Business students promote Leicester Comedy Festival 2018

International students from the University of Leicester’s School of Business have collaborated on a live project to promote the Leicester Comedy Festival.

Leicester loves a laugh. This week sees the return of the Leicester Comedy Festival, celebrating its 25th anniversary, with over 830 shows in 69 venues across Leicester, Leicestershire and Rutland from 7 - 25 February. This year’s star performers at Europe’s longest-running comedy festival include Harry Hill, Katherine Ryan, Sara Pascoe, Ahir Shah and Alison Thea-Skot.

The students are enrolled on the University’s new MSc Marketing for the Creative Industries programme, which was launched in September. The brief was to review the Comedy Festival’s branding and communication techniques and propose ways in which they could be amended in line with the festival’s audiences. Their research included a Q&A session with the festival’s founder and director, Geoff Rowe, who remarked: “Around a third of visitors to the Comedy Festival are from Leicestershire. My aim was for everyone in the county to know it’s on here in February, but now I’d like everyone in the world to know!”
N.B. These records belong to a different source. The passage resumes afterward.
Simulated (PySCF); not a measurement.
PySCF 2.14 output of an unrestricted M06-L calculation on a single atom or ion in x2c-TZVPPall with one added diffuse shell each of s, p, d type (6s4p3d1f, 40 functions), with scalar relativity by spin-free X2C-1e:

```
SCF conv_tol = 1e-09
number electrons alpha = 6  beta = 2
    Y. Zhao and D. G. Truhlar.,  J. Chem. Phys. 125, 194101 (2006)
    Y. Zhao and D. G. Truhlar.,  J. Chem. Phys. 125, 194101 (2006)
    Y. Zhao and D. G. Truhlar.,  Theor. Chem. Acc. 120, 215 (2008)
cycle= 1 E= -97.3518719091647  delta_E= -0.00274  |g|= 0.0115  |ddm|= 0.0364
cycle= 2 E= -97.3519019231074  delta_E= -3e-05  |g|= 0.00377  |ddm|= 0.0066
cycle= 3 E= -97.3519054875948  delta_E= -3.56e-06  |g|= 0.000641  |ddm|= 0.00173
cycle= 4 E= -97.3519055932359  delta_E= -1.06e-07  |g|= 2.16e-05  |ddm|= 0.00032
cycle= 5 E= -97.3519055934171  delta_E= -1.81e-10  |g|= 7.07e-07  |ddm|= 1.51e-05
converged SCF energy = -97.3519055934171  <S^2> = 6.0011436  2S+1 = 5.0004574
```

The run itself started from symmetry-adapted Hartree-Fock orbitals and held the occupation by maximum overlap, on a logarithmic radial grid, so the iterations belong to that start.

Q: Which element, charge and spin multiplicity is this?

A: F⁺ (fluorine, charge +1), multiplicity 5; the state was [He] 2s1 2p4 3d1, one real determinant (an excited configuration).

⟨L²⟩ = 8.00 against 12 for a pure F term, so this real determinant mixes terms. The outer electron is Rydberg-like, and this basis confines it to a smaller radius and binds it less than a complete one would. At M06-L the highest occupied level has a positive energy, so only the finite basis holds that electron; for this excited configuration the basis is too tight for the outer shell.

This project has allowed the students to apply the branding and promotion theory and practice that they’ve learnt to the Comedy Festival They’ve gained valuable experience of working with an ideal organisation for this new marketing programme, with its focus on the creative industries, that they couldn’t gain just from lectures and textbooks. The students also collaborated with the marketing team at the University of Leicester’s Attenborough Arts Centre, one of the venues for the comedy festival.

Dr Helen Goworek, Lecturer in Creative Marketing at the School of Business, has run live projects to promote specific shows at the Leicester Comedy Festival with her MSc Marketing students on a voluntary basis for the last three years. Last year she incorporated plans to promote the festival into the MSc Marketing for the Creative Industries programme when developing new course content.